How Not to Use LinkedIn for Sales

The image below is from an InMail I received today. The person sending it is inquiring about my need for help with sales. He believes he can help me “increase revenue and reduce my turnover with his award-winning sales optimization.” “The best part,” according to the sender, is that “over the past 25 years,” they’ve “helped hundreds of company turn their sales teams performance around.”

As is customary from the innumerable LinkedIn spammers clogging up the inbox you never requested, the sender has included a link for me to schedule a meeting with him directly, as if somehow this pitch should cause an irresistible urge to add myself to his calendar.  His pitch promises nothing of value in trade for my time, is devoid of any insight that might pique my curiosity, and offers me nothing more than a chance for him to pitch me, under the tenuous disguise of “see how I can help.”

The oblivious sender also demonstrates an unawareness of the fundamental that is doing the minimal viable research before sending an InMail or making a call. Worse still, the idea that this is the right prospecting approach in the 21st Century is an indication that the sender is so out of touch with sales as it is practiced today as to believe that spamming people on LinkedIn is a growth strategy. A glance at his calendar is an indication it is not, as there are plenty of times available, all of them are grouped tightly together without an intervening appointment, indicating no one has scheduled a meeting on the days he is available.

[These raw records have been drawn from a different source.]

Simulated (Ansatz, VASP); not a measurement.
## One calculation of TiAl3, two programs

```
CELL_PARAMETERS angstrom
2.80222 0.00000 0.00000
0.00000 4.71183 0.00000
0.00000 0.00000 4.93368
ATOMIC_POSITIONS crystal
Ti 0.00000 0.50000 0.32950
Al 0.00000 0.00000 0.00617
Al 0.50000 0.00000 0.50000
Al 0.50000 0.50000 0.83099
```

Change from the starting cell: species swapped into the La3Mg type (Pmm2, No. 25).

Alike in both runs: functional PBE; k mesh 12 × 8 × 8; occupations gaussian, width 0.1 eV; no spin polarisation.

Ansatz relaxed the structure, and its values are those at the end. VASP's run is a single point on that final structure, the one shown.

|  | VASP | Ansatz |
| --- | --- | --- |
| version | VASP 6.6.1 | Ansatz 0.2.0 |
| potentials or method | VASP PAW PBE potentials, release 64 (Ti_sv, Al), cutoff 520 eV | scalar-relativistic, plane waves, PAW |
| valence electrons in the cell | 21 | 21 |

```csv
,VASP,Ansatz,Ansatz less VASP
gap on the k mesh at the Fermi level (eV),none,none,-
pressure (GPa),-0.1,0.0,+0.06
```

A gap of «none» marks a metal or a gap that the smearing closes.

Within an hour of receiving the first time-waster’s poorly conceived pitch for a meeting, a person with the title VP of Sales decided to steal my time (and likely hundreds more) by telling me how many qualified leads he created for “businesses like” mine, even though it is clear he has no idea what I do. If he had any awareness of what I do, he would not have written that one of his “clients got 131 clients in the first 5 months,” a clear indication he is looking for people who need help with transactional sales. Or, more likely, anyone who might be gullible enough to pay him for the experience in the picture below, which I suspect might be the CEO in the first image.

Using the same lame line as time-waster number one, he writes: “The best part . . . If we don’t deliver, you don’t pay!” However, there is no best part.

This is not prospecting. It is spam. It isn’t how you should use LinkedIn, and it isn’t how you promise to create enough value to compel your targeted dream client to trade you their time.